To determine the ratio of velocities for a circular ring and a solid sphere rolling down an inclined plane without slipping, we apply the principle of mechanical energy conservation:

Conservation of Mechanical Energy:

$ k_i + U_i = k_f + U_f $

Initially (at the top), we have:

Initial kinetic energy, $k_i = 0$ (since they start from rest)

Initial potential energy, $U_i = Mgh$

Finally (at the bottom), we have:

Final potential energy, $U_f = 0$

Final kinetic energy, $k_f = \frac{1}{2}mv^2\left(1 + \frac{k^2}{R^2}\right)$

This gives:

$ Mgh = \frac{1}{2}mv^2\left(1 + \frac{k^2}{R^2}\right) $

Solving for the velocity $V$:

$ V = \sqrt{\frac{2gh}{1 + \frac{k^2}{R^2}}} $

Ratio of Velocities:

For the circular ring (moment of inertia $I = mR^2$), $\frac{k^2}{R^2} = 1$.

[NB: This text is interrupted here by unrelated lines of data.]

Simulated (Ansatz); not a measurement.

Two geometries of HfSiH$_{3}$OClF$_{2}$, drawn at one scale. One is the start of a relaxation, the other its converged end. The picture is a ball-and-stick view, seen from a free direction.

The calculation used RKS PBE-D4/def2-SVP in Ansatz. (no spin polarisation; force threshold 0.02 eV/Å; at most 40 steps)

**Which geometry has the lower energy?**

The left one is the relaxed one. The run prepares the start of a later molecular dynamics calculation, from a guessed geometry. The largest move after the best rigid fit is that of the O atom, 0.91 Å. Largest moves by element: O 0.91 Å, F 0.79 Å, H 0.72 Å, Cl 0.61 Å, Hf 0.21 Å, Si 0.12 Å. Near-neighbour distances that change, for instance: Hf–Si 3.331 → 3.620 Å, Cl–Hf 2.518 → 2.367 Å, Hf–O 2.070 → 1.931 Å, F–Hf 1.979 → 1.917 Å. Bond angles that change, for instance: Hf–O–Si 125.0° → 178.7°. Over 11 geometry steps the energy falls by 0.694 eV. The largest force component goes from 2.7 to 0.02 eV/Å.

For the solid sphere (moment of inertia $I = \frac{2}{5}mR^2$), $\frac{k^2}{R^2} = \frac{2}{5}$.

The ratio is:

$ \frac{V_{\text{Ring}}}{V_{\text{Solid Sphere}}} = \sqrt{\frac{1 + \frac{2}{5}}{1 + 1}} = \sqrt{\frac{7}{10}} $

Thus, $x = 3.5$. Rounding off, $x = 4$.